Everyone and their little sisters are advertising to “just pay what you actually use” these days. Whether we are talking about cell phone plans, plane trips, or MMORPGs – micropayments are more and more the way to go. There’s another debate on the topic of free-to-play games around the blogosphere these days, spearheaded by the ubiquitous Nils and argued against by Brian “Psychochild” Green. There are many good arguments either way, but frankly, I just hate being nickel-and-dimed.
I would probably save money with a pay-per-use cell phone plan compared to the flat rates I prefer, but I don’t want to make a cost/value analysis each time I wish to make a call or send a text message. The ability to simply call whoever I want as long as I want far outweighs the additional bit of money I might be paying for that freedom. Along the same lines, I feel cheated when airlines offer me a $5 snack and a $4 drink to go with my $50 fare but am fine with a $90 ticket that includes food and drink. Games work the same way.
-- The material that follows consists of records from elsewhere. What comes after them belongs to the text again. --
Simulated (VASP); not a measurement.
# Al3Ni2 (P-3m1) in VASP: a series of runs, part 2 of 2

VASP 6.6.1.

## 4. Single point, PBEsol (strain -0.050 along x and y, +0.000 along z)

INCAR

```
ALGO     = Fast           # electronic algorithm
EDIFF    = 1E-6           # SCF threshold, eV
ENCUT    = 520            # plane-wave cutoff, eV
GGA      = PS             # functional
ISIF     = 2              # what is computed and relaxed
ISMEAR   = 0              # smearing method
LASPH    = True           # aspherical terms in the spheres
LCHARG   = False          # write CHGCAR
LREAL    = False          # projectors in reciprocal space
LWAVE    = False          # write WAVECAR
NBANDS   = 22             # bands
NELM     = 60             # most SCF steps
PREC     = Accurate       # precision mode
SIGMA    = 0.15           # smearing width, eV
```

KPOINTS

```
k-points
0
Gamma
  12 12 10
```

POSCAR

I probably would have paid an additional €20 for Dragon Age: Origins if it had been that expensive, but I’m quite opposed to buying any of the downloadable content. By forcing me to make purchasing decisions over and over again, game companies drive me towards analyzing the intrinsic value of each piece of content I could acquire. Not only does that make me unhappy, (because I really just want to play, damnit) it also greatly increases the likelihood of me finding the offered content lacking and not buying the product in the end.
Free-to-play games are far worse in that regard. If I had to choose between a World of Warcraft subscription for $15/month and a free-to-play pay-per-use kind of model which would average $10 a month in actual costs, I would choose the subscription plan every time. Not because this is logical (it is not) but because of the uninterrupted and carefree entertainment value it provides. In the same vein, I would probably pay for a Magic: the Gathering Online subscription if there was such a thing, but am rarely willing to spend actual money on the (pseudo-f2p) model they have.
I am quite aware that all companies will try to make money off of me the best way they can and trick me into spending more if they think it feasible, but my enjoyment is much higher if I don’t get reminded of that part of reality every time I play.
I’m aware that there is an opposite psychological effect that drives people towards f2p, but I feel that my demographic is often overlooked in the process. It doesn’t really matter to my finances whether I pay $5, $15, or $50 for an MMO that I enjoy but it matters a lot that I actually enjoy it. Obviously subscriptions don’t guarantee that (or I would still be playing WoW), but they take an important step towards that point.